Tag Archives: Blessings in a Backpack

Blessings in a Backpack


Wherever a man turns he can find someone who needs him. ~Albert Schweitzer

Earlier this month, we highlighted Ezell Harding Christian School outside Nashville and its yearlong Make-A-Wish service project (http://blog.parkersu.com/2012/07/06/making-wishes-come-true/).  Ezell Harding is a great example of how one person (or a group of people) can turn good intentions into fantastic results.  We recently met a Parker mom who is doing just that here in Houston.

Melissa Peter is the mother of a student at Grace School (http://www.graceschool.org/) and an active member of Holy Spirit Episcopal Church, both located on Houston’s west side.  Last fall, she, and a group of ladies from Holy Spirit, took a prayer tour through the 3rd Ward of Houston.  Located just a couple of miles from downtown Houston, the 3rd Ward is one of the city’s most disadvantaged areas.  The group passed Blackshear Elementary School during the tour and learned about the difficulties that many of the school’s students face.

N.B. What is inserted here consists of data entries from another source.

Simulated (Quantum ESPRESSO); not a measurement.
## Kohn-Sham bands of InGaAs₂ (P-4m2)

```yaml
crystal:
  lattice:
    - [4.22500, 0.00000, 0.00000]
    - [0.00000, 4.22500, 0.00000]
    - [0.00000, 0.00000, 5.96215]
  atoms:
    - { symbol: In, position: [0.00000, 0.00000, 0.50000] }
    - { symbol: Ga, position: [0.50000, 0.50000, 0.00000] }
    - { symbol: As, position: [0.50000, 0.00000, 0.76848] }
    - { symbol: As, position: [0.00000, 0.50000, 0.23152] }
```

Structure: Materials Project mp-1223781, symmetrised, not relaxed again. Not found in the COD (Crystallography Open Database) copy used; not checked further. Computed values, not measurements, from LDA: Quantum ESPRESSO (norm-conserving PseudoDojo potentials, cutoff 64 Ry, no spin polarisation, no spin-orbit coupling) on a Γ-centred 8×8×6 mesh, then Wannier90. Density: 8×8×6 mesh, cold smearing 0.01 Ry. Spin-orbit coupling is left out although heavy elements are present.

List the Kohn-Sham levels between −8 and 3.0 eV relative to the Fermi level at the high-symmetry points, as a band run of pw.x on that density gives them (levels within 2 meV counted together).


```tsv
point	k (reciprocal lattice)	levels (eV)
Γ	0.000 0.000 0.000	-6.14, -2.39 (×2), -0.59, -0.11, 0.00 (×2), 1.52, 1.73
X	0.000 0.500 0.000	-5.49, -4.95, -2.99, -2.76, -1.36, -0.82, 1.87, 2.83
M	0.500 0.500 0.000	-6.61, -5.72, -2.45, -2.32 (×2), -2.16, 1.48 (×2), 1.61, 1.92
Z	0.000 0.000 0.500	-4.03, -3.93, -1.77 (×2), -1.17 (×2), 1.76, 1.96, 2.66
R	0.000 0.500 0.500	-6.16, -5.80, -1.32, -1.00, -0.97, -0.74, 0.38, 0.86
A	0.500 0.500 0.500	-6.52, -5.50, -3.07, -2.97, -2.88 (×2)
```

A Houston Independent School District school serving 425 pre-K through 5th Grade students, Blackshear is located in what the Department of Agriculture (“USDA”) calls a food desert.  Designated by the USDA, food deserts are areas where residents have limited access to healthy and affordable food.  Food deserts can be a problem in both urban and rural settings.  Follow this link to learn more or to search for food deserts in your area: http://www.ers.usda.gov/data-products/food-desert-locator.aspx.   You might be surprised by what you find.

At Blackshear, 98% of the students qualify for free or reduced price lunches.  Couple that with the school’s location in a designated food desert, and you’ve got a situation where many children are eating the majority of their meals each week at school.  It begs the question — what do they eat during the weekend?  That is exactly the thought that bothered Peter for weeks after the tour.  Like most of us though, she had no idea what she could do to help.

In February, she randomly picked up a People Magazine in the doctor’s office and saw an article about an organization called Blessings in a Backpack (http://www.people.com/people/archive/article/0,,20567152,00.html).  According to its website, the mission of Blessings in a Backpack (http://www.blessingsinabackpack.org/) is to “ensure impoverished elementary school children are fed on the weekends and throughout the school year.”  Amazingly, it takes only $80 to provide weekend food for one student during the school year.  That works out to $2.10 a weekend for 38 weekends.  Blessings in a Backpack provides the backpacks and local volunteers fill them with healthy food to send home with the students each weekend.  Even better, 100% of all donations made to the organization go to feeding children.  It seemed Peter had found her answer.

Not one to procrastinate, Peter had officially registered with the national organization by March.  Blessings in a Backpack requires a Program Coordinator (Peter) and a Grocery Partner.  The organization also requires a 3-year commitment and a minimum fundraising total of $4,000/year, enough to cover at least 50 students.  Now operating locally under the name Shear Blessings, Peter and her wonderful group of family, friends and neighbors have already raised over $8,000 through neighborhood parties, corporate donations and youth activities.  She also recently secured a local Walmart store (Supercenter Store #3640) as Shear Blessings’ Grocery Partner.

Although Peter’s main focus at Blackshear will always be providing healthy food for the students, she has also come to realize there are many other ways to help the school itself. She and her group of volunteers have already provided two teacher appreciation lunches (with another scheduled to kick-off the school year) and revamped the school’s library with the help of the youth group from Holy Spirit.   Because Blessings in a Backpack only covers the cost of food, Peter is also looking for groups to provide toilet paper, toothpaste and other much needed household items throughout the school year.

(from left) Melissa Peter, Angela Woodruff (volunteer), Charlotte Carter (Blackshear Reading Specialist and Shear Blessings Liaison), and Lisa Alexandre (Blackshear Principal)

Peter is still not quite certain how everything will come together in terms of sorting and delivering the food.  But after speaking to her and seeing her amazing progress to date, we are confident that Shear Blessings is well on its way.  Just 7-months after she first picked up the People magazine, Peter’s group will make their first backpack delivery to the students at Blackshear on September 7.  If you live in the Houston area and would like more information or to volunteer for Shear Blessings, you may email the group at shearblessings80@att.net.

We hope that many of you will be inspired by the examples of Melissa Peter and Ezell Harding Christian School.  It is so easy and so rewarding to help others. Someone needs your help.  Go find them.